Newcastle Airport has asked the NSW government to fund $147 million in upgrades which could unlock tourism and trading routes into Asia and America.
Department of Defence plans to resurface the runway next year have prompted the civil airport to dramatically accelerate the 20-year master plan it released last year.
The airport hopes to piggyback on Defence’s work by building a new double-storey terminal and widening and strengthening the runway to accommodate larger commercial aircraft capable of flying to the US west coast, China, the Middle East and South Africa.
Planes flying out of Newcastle now have a range limited to near neighbours such as Bali and Auckland, the latter of which is the city’s only international service.
But airport chief executive Peter Cock said the upgrade works would create new opportunities for Hunter travellers and industry.
“I don’t think you could overstate how important it would be,” he said. “We’ve got great local, state and federal political leaders saying Newcastle needs to be and should be a global city. Can you validly call yourself a global city when you can’t connect directly to significant places in the globe?”

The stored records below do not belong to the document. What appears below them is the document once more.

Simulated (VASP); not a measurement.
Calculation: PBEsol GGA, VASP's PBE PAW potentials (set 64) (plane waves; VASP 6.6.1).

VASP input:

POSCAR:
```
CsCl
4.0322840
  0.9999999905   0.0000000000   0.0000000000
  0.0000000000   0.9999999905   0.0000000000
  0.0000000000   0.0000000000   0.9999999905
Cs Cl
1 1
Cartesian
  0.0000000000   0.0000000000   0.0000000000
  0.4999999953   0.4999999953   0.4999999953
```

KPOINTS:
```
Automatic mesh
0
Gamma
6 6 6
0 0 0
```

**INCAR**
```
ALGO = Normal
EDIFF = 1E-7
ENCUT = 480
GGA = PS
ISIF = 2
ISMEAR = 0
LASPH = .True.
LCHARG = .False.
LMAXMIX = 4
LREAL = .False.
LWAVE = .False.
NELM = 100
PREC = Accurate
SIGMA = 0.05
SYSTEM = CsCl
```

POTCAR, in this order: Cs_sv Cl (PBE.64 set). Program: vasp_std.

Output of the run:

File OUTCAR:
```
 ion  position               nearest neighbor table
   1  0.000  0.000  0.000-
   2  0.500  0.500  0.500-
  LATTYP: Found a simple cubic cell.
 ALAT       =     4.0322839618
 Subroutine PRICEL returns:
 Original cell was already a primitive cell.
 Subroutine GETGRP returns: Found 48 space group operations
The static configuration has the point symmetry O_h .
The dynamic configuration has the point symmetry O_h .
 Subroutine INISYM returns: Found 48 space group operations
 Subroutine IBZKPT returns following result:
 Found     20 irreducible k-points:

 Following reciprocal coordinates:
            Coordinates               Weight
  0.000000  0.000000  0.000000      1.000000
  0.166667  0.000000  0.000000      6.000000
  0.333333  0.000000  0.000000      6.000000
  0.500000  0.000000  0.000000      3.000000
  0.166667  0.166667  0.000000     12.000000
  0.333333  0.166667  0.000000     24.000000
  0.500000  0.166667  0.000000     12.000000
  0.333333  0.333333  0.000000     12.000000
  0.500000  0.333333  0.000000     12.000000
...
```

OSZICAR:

The airport has compiled a business case which predicts a boost of $6.2 billion over 20 years to the regional economy if the project goes ahead.
“It’s prudent to bring it forward now because Defence have to do some routine maintenance works,” Dr Cock said. “Basically, you’ve got to do it now or you’ve got to wait 10, 15 years. We think there’s an opportunity the region can’t afford to miss.”
Virgin Australia started a seasonal service from Newcastle to Auckland in November. Those flights will end on February 17, and Virgin has not announced whether demand has been strong enough to repeat the service next summer.
Asked at a Hunter business and civic leaders’ visit to Auckland this week whether carriers from further afield would be interested in flights to Newcastle, Dr Cock said airlines were not interested in discussing that prospect until the airport could accommodate their aircraft.
“It’s a chicken and egg. We went to Routes Asia, where airlines and airports get together. We were talking to Korean Air, as an example, and they say, ‘When can we fly there and what aircraft can we fly,’ and you tell them they can’t actually fly direct, and they switch off.
“We’re here in Auckland, and that’s great, and we’re hearing about all the economic activity that we can reach now because we’ve got a direct flight.
“Imagine going up into Malaysia or Korea or places like that and exposing our region to that economic activity, and instead of it being a distant, multiple-point journey, it’s a direct flight.”
The airport had “robust numbers” to support its business case and had shared them with the government.
Defence told a senate estimates hearing late last year that it had no plans to upgrade the runway for heavier aircraft, but it “does not oppose upgrading the runway to facilitate longer-range civilian aircraft”.
“That’s a very strong signal from the Department of Defence that they’re not going to block this and they see the value of their role in supporting the region,” Dr Cock said.
The airport believes longer-range flights will create lucrative new markets for Hunter producers.
“It puts hundreds of millions of people hours and hours and hours closer to us in terms of a market, and when you’re dealing in perishable, high-value produce, that’s vital,” Dr Cock said.
The business case, which was prepared by Synergies Economic Consulting, says Newcastle Airport serves Australia’s sixth largest passenger catchment area but is only the nation’s 13th busiest airport.
The government announced last year that it would contribute $11.7 million towards establishing the Astra Aerolab Business Technology Park next door to the airport. The commercial precinct will specialise in aviation and aerospace manufacturing, maintenance and research projects.
Dr Cock said the airport’s plans dovetailed with a report released this week on the need to diversify the Hunter’s economy away from coal.
The report prepared by University of Western Sydney’s Dr Neil Perry for the Lock the Gate alliance argued the region’s economy was “intimately bound up” with international efforts to reduce global warming.
“The airport is very cognisant of the need to diversify and invest in new technologies and industries so our region can continue to prosper,” Dr Cock said.
“That’s one of the reasons behind our drive to develop a truly international airport, through an upgrade of our runway.
“We strongly believe this is one of the game-changing initiatives that can help set a new course for our region.
“We’ve spoken to the community as well as senior politicians on both sides, and we feel there is genuine support for the project and a good understanding of its benefits.
“What we are hoping to see is this solidify into a commitment in the short term, to give our region some certainty going forward.”
The airport’s new push for state funding comes as the Liberal-National government attempts to hold on to power at next month’s state election and win back the Labor-held seat of Port Stephens, the Lower Hunter’s only marginal electorate.